Slow-Cooker Mini Smoked Sausages with Grape Jelly Sauce






  • 2 (1 lb) packages mini smoked sausages (like the Little Smokies brand)
  • 1 (12 oz) bottle chili sauce
  • 1 cup grape jelly​


  1. Combine mini smoked sausages or cocktail wieners in a slow cooker with chili sauce and grape jelly. Stir well. Cover and cook on LOW for 4 to 6 hours.
  2. Serve the little hot dogs or sausages from the slow cooker (set on LOW or WARM) with toothpicks, small plates, and napkins available for your guests.
  3. You might also spear them with toothpicks and arrange them on a plate drizzled with some of the sauce. Keep them warm on a warming tray or serve immediately.

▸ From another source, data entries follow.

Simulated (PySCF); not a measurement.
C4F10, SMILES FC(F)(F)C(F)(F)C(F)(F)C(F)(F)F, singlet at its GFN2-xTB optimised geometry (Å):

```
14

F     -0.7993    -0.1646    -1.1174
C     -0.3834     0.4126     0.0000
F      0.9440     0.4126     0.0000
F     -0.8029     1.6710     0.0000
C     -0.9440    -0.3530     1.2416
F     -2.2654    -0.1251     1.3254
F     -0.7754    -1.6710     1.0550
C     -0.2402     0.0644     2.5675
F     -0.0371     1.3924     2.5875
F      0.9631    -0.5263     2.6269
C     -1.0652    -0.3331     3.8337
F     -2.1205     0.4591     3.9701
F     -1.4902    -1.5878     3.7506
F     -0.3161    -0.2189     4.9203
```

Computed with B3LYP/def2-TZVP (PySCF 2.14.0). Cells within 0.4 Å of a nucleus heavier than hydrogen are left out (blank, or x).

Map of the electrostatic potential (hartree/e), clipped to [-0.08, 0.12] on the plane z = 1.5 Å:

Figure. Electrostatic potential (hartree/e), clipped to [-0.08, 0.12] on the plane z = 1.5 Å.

Note: Chili sauce is a condiment that is similar to cocktail sauce (as opposed to Asian chili paste). Look for chili sauce near the ketchup in the supermarket.

Tips and Variations

  • Instead of mini smoked sausages or mini wieners, use 2 pounds of Polish smoked sausage, andouille sausage or similar smoked sausage. Slice the sausage into 1/2-inch or 1-inch pieces.
  • Add 1 tablespoon of Worcestershire sauce to the sauce mixture.
  • Replace the chili sauce with your favorite barbecue sauce.
  • Add 1 or 2 cups of frozen pearl onions to the slow cooker with the mini sausages or cocktail wieners or add about 1 cup of sliced fresh onions.
  • Replace the grape jelly with currant jelly or a can of cranberry sauce.
  • Replace the grape jelly with apricot preserves and 1/4 cup of packed light brown sugar.
  • Add about 1/2 teaspoon of cayenne pepper for a little “bite.”
  • For “spirited” little smokies, add a few tablespoons of bourbon to the sauce mixture.

Homemade Chili Sauce

  • In a medium bowl, combine 1 cup tomato sauce, 1 tablespoon tomato paste, 2 to 3 tablespoons brown sugar, 2 tablespoons vinegar, 1/2 teaspoon chili powder, 1/4 teaspoon allspice, and 1/4 teaspoon onion powder.
  • Blend well. Store covered in the refrigerator.